May 2020
Doing Right
 
Helio Courier airplane The gift was painful. I was spending a teenage summer at Bagabag, Wycliffe's center in the northern Philippines, which provided critical flight support to remote translators. (Note: their Helio Courier aircraft were a byproduct of WWII that would throttle back to 30 mph for jungle airstrips - so in a stiff headwind they could appear to hover in place, or even fly backwards.) 

Living with a missionary family, my job was to organize the parts stockroom in the hangar (and to dispose of the scorpion lurking behind one of the jars). In my free time, I came into possession of some sort of model plane, and was spending another "extended" lunch break playing with it on the apron in front of the hangar, when Uncle Eric came over and quietly offered, "You know, we'd get more done around here if you'd work a little harder."

As I've dealt with that admonition over the years, I've discovered a new danger -- diligently tweaking, instead of finishing (currently, I'm making tiny, but important revisions to our audio player designs; perhaps 1600 tries is the right approach, but only if your name is Edison and you are called to invent the lightbulb). I've treated this persistent malady with lists, flow charts, and helpful slogans like "Perfect is the enemy of good" and "Failure counts as done. So do mistakes. Destruction is a variant of done" and "Done is the engine of more."

But all the world's counsel breaks down and is helpless in the choosing, timing, and motivation of our doing. Our all-knowing, all-finishing God explicitly says He has plans (Jer. 29:11) and prepared works (Eph. 2:10) for us -- which should immediately force our own leanings and proclivities to the back of the line.

George Mueller, whose life exhibited astounding spiritual productivity in three expansive arenas of orphan care, missionary support, and evangelistic outreach -- all from the overarching desire to teach his generation that God can be fully trusted -- lived by three questions: "Is it God's will?" "Is it God's will for me?" "Is it God's will for me now?"

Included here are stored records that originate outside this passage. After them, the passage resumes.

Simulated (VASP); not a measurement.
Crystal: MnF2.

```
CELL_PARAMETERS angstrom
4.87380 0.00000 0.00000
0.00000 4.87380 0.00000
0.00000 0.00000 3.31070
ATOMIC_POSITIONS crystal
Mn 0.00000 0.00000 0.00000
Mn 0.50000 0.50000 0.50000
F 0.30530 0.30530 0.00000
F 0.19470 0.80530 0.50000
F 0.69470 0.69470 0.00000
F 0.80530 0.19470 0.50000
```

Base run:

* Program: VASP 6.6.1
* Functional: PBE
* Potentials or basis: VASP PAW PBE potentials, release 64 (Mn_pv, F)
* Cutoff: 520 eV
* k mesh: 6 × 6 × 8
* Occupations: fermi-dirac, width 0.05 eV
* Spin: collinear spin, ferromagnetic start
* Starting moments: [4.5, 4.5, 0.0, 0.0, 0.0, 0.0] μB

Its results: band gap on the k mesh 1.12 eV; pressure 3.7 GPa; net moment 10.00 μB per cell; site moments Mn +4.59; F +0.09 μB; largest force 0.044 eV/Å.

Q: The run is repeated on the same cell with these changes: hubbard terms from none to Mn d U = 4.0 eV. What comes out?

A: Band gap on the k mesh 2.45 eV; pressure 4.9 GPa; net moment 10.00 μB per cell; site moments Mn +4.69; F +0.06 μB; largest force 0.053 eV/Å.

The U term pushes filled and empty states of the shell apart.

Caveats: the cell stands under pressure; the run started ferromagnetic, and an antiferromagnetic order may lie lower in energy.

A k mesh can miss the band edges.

Elisabeth Elliot pulls a similar essence from an old poem:
"Do it immediately, do it with prayer;
Do it reliantly, casting all care;
Do it with reverence, tracing His hand
Who placed it before thee with earnest command.
Stayed on Omnipotence, safe 'neath His wing,
Leave all results, 
do the next thing."

And finally, Paul frames the proper single-minded motivation: "One thing I do: forgetting what lies behind and reaching forward to what lies ahead, I press on toward the goal for the prize of the upward call of God in Christ Jesus." (I wonder if he thought his great work would be the specific churches, mostly gone now, while God's favor has rested on their global offspring and, oh, his letters!)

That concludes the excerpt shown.